The (so-called) crisis in the foundations of mathematics forces mathematicians to take a far less relaxed view of the basic technology of logic — we’ll see a bit of this below.

The starting presuppositions6 in Euclid’s “Elements of Geometry” are called “common notions,” not “self-evident axioms.” We’ll examine this as well, including the story of the parallel postulate.

The question of which direction you pursue from the “starting point” is a theme of Book 6 of Plato’s dialogue “The Republic,”where — as Socrates would have it — the mathematician builds constructions on unexamined assumptions, while for the dialectician (i.e., the philosopher) assumptions are not “absolute beginnings but are literally hypotheses, i.e., underpinnings, footings, and springboards so to speak, to enable [the conversation] to rise to that which requires no assumption and is the starting-point of all.”

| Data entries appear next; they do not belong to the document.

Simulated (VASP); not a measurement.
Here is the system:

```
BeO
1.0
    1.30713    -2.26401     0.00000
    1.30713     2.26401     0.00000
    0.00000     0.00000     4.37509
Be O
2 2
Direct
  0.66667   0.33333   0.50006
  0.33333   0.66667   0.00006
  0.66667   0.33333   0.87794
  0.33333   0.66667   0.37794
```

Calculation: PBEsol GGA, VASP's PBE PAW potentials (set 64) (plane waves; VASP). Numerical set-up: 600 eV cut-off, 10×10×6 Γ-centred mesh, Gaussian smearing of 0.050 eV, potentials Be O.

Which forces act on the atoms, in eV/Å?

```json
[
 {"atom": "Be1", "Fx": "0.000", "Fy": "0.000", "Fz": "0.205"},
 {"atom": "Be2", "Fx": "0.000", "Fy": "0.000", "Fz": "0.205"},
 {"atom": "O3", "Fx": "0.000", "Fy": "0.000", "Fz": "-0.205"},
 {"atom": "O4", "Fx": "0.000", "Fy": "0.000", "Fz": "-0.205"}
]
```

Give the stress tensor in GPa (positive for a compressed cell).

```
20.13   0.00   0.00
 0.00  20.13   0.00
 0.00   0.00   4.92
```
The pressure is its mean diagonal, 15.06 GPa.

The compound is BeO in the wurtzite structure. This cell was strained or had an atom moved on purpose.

One big difference between the two labels “self-evident axioms” and “common notions” is, of course, that the “self” of the first label emphasizes a certain “self-sufficiency”: you alone are the judge of how evident it is (to you). The “common” of “common notions” alludes to either a pre-established consensus or some kind of tacit accord, possibly of the universally subjective or “allgemeine Stimme” status that Kant tried to describe in “The Critique of Judgment.”7

Here is a little thought exercise in mathematical framing:


One can gauge how important implicit consensus is, as an ever-present concern and armature in mathematical argument, just by totting up the number of times phrases like “well known” or the passive “it is clear that” are used in mathematical treatises.

One natural way, for people who know some calculus — or, more specifically, are happy with the concept “continuous” — is to cast the problem on the Cartesian plane. Even with that, special care must be taken in defining what it means for points to be inside or outside the closed loop. If you define these notions “inside” and “outside” in a certain way, the “claim” will be true by definition; if in some other way, it will require proof.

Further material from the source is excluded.